The decision didn’t come to light until the auditor general uncovered it in 1996. The auditors were surprised to learn that there were no minutes for the meetings that led to the huge loss of taxes.

The opposition howled. A Liberal-dominated committee studied the matter and concluded that nothing improper had happened. A taxpayer activist from Winnipeg took the government to court and lost, but by then the money in the trust was safely beyond the reach of the taxman. It remains a costly mystery and the Bronfmans have never been officially acknowledged as the beneficiaries.


The most recent tax controversy involving the Bronfmans and the Liberals started on  Sunday, Nov. 5, the day an international consortium of journalists revealed links between Stephen Bronfman, Yechiel’s great grandson, and a tax shelter in the Cayman Islands.

When the story broke, a Liberal Party spokesman distanced Justin Trudeau from his old friend, the party’s fundraising chair.

Braeden Caley described Bronfman as a “volunteer” and pointed out had had no policy role.

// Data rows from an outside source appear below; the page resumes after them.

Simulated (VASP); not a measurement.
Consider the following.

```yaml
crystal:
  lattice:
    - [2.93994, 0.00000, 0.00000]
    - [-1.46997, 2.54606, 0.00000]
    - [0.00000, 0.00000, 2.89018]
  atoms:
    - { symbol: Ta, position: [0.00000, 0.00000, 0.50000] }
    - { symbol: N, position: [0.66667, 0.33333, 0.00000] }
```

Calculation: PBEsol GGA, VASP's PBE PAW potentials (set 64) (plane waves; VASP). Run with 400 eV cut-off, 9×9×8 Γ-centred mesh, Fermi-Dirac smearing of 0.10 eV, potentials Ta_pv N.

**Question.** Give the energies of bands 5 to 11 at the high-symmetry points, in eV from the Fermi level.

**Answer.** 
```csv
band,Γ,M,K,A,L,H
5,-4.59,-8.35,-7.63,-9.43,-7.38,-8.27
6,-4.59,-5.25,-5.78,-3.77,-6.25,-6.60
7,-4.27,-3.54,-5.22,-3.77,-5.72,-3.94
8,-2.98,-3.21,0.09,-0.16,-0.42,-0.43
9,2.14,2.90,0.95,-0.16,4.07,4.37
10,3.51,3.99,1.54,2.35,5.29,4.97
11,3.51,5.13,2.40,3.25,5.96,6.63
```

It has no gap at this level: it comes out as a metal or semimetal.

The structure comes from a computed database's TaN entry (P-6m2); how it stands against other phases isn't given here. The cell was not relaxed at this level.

On Monday morning, Bronfman issued a statement denying using offshore trusts and asserting that his family has always “conducted themselves in accordance with the highest legal and ethical standards.”

The stories, based on leaked documents from the Paradise Papers, show Bronfman doing business with an offshore trust belonging to Kolber, which is perfectly legal. The transactions raise questions for Revenue Canada, but they show no wrongdoing.

You wouldn’t know that if you listened to the opposition.

Conservative Leader Andrew Scheer, shielded from libel law by parliamentary privilege, portrayed the respected businessman as a crook. He led off Question Period the next day by saying that Bronfman had “been caught red-handed.”

Bronfman was “caught red-headed” making commercial loans, something thousands of Canadian business people do every day, but Scheer must have been caught up in the excitement of the moment.

“The papers show evidence of bogus records to hide payments, false invoicing, and six-figure gifts to avoid paying tax attributed to Bronfman,” he said, trying and failing to look outraged.

On that Wednesday, in Hanoi, while Scheer continued to accuse Bronfman of wrongdoing in the House, Trudeau finally told reporters that he was “satisfied” that Bronfman had paid his taxes.

“We have received assurances that all rules were followed, indeed the same assurances made in the public statement released by the family, and we are satisfied with those assurances,” he said.

It was a rare example of a prime minister speaking up for someone who may be the subject of Revenue Canada inquiries. It was, no doubt, a comfort to Bronfman, who could not have enjoyed the scrutiny on business arrangements that were only revealed publicly because of leaked documents.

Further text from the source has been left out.